Contact us on

Wu Wei: Spring Fever is touching for its “genuine” queerness

Wu Wei: Spring Fever is touching for its “genuine” queerness

“If you really want to make queer films, you should learn to create genuinely.” When it comes to queer arthouse cinema in China, you’d be hard pressed to find a better film from the past 10 years than Lou Ye’s Spring Fever. Wu Wei, the film’s actor and screenwriter, joins Shanghai Queer film Festival this year as a judge on our short film competition panel. We spoke to him about his experiences working on Spring Fever, and invited him to share his thoughts on queer cinema.


2Director Lou Ye’s Spring Fever was nominated for Cannes main competition and won the Best Screenwriter Award. It was the first time that Chinese films won this prize among the three biggest film festivals. As both the actor and live screenwriter, and working closely with director Lou Ye, would you love to talk about your coorportion? For instance, what impressed you most during the shooting process?

My first film experience is to play a gay character. Similarly, this film is also Lou’s first time to touch upon gay topics. It is very meaningful to both of us. Lou was at his period when he was forbidden to shoot films, and thus he consciously did some candid and secret shooting, and didn’t interfere the actors. Therefore, during that period of time, I felt that I was living and getting into a relationship in Nanjing, and sometimes I totally forgot I was acting a film.


As it’s almost been ten years, how do you see the film Spring Fever right now?

It was that kind of documentary way of shooting that made every one of the team kept a genuine and sincere attitude, and made the film present audiences with a strong sense of “on-the-spot record”. I think this is also why the film moved the judges.

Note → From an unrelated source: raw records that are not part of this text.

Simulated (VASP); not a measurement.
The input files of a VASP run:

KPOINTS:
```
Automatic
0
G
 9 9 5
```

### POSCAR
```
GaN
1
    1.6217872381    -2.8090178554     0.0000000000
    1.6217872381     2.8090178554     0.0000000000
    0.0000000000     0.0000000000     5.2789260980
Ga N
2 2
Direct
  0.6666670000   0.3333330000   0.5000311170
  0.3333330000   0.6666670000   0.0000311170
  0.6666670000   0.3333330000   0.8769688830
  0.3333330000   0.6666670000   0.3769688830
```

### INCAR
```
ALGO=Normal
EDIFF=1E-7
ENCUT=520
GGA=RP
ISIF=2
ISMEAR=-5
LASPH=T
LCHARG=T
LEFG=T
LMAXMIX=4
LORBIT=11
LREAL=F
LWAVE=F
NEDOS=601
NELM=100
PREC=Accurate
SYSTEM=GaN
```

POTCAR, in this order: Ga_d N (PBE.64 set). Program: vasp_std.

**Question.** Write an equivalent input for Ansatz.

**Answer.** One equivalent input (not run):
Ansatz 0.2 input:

Why did you leave Beijing, the city where you have lived for many years, and started your studio in Shanghai recently? What’s your plan and consideration? Especially regarding Chinese film industry, do you have anything to say and share?

Film belongs to cultural industry. I want to quote Mrs. Li Yinhe that, people paid too much attention on the word “industry”, but neglected the “culture”. Culture needs innovative ideas, whose condition is free expression. Chinese film industry’s biggest problem is that too much rules and policities killed people’s passion and talent.


What do you think is the main difference between Asian queer films and those in other regions in the world?

Most of the Asian queer films are from China or southeastern countries. I feel like queer films in these areas focus more on conflicts between one’s sex orientation and his/her family and the mainstream society, and also social dilemmas of distinct gender identities. On the other hand, Western queer films focus more on characters’ own desires, and the confusions on their way to achieve their own values.


You have agreed to be a judge for SHQFF. What kind of potential do you see in this film festival? How would you suggest SHQFF further develop its presence on the world stage?

I participated in some planning meetings of the film festival in early stages. I therefore know that the organizers of the film festival are a group of passionate, profesional and very responsible people. I believe this film festival will become a very iconic festival.

On the other hand, I think that under the condition of the “queer” theme, the film festival should focus more on films themselves when choosing films and awarding prizes. And I feel that the organizers feel the same way as well. Therefore, this is not a suggestion, but a reminder that it’s something you should keep and insist. Only by that, filmmakers will be willing to identify with the film festival, and then the queer community will be able to identify with you as well. This will also make “queer culture” to spread out to more non-queer communities easier. In addition, I also suggest that you can set up a “audience award prize” if possible, to differenciate films that audeinces like and films that judges like.


Do you personally have any favourite Asian queer short films or films, especially films that made by Chinese filmmakers? If so, please recommend us some.

I don’t watch short movies very often. As for longer ones, one of the most impressive ones are Thanatos, Drunk from Taiwan, and a Korean film called Doheeya.


So far, Chinese officials show an unclear attitude towards LGBTQIA communities. Under this circumstance, what do you think Chinese queer films should work on, and what kind of expectations do you have on them?

First, I’m not sure what’s “Chinese queer film”, but I’m sure that it’s not a genre. I think maybe there’s only very few Chinese films which have queer elements. Indeed, it has something to do with the official, but at the same time this indicates traditional public entertainments’ attitude towards “queer”. Nevertheless, this can’t represent young people. On the internet, “queer” has already been a kind of essential element to attract people. For instance, “queer” has already become a literal genre among online literature; “queer” streaming dramas also became a great hit, and queer elements even became an important part when celebrities do self promotions. All these clues show that “queer films” actually have a very large development space. However, the official’s attitude will directly affect fundraising and publication, which leads to the fact that filmmakers have to use a “tricky” or a “smooth” attitude to deal with the “queer” elements in the films. And as for films produced uder this kind of circumstance, I won’t have any expectations.

As for what we should do or try to do, I have no idea, to be honest. But if you really want to make a queer film, you should learn to create genuinely. Don’t use “queer” as an eye-catchy element.